In Real Estate lingo - A Fixer-upper that needs TLC.

Home, Sweet Blight – Future Of The American City In 1972 – Past Daily Reference Room

In Real Estate lingo - A Fixer-upper that needs TLC.
In Real Estate lingo – A Fixer-Upper in need of TLC.

Click on the link here for Audio Player – NBC Radio: Second Sunday – A Look At America’s Metropolitan Future – Dec. 19, 1972 – Gordon Skene Sound Collection

Urban decay. It’s been around a while. And judging from this documentary, recorded in 1972, it’s been around at least the past 40 years.

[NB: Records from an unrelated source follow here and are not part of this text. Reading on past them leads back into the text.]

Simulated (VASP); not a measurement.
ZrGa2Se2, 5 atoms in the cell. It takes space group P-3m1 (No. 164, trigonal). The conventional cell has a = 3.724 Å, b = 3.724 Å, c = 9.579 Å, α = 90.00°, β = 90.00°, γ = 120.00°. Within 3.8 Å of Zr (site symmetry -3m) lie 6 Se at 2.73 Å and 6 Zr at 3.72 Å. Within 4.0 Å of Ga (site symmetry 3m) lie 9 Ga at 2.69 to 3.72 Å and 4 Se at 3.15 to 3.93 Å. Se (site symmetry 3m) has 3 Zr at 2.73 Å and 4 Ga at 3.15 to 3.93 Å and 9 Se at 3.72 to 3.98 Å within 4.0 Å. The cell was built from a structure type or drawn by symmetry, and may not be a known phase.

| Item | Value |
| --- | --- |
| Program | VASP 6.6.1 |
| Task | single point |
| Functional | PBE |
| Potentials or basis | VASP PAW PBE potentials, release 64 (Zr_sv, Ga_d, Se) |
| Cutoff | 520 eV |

For all intents and purposes, it got its start somewhere in the early 1950s, when the population explosion brought about an exodus to the suburbs and the development of the tract-home. The city stopped being the center of activity, with the development of the Shopping Mall, and the inner city became the domain of those who couldn’t afford to escape. And as the population flight continued through the 1960s and 1970s, so did the flight of businesses and manufacturing. With deregulation, the flight of manufacturing to other countries with many companies merging and abandoning factories and cities, leaving hundreds of thousands unemployed and vast areas empty and decaying.

And cities like Detroit, once bastions of industry with teeming civic centers became wastelands. Turning what were once thriving neighborhoods into what are now slowly being replaced by farmland.

But the writing was on the wall, and it was there for a long time. And this broadcast of A Look At America‘s Metropolitan Future from the NBC Radio series Second Sunday, took a look at what was happening and what was being attempted to change it.

Attempted, because in 1972 we had no idea about Corporate downsizing, leveraged buyouts, or overseas outsourcing. No. Those were heading into our future and we hadn’t gotten there yet.

In 1972 we still thought there would be an easy fix to our problems. If we just came up with clever ideas to bring people back into the cities, all would be fine.

But as we’ve seen, it’s all easier said than done.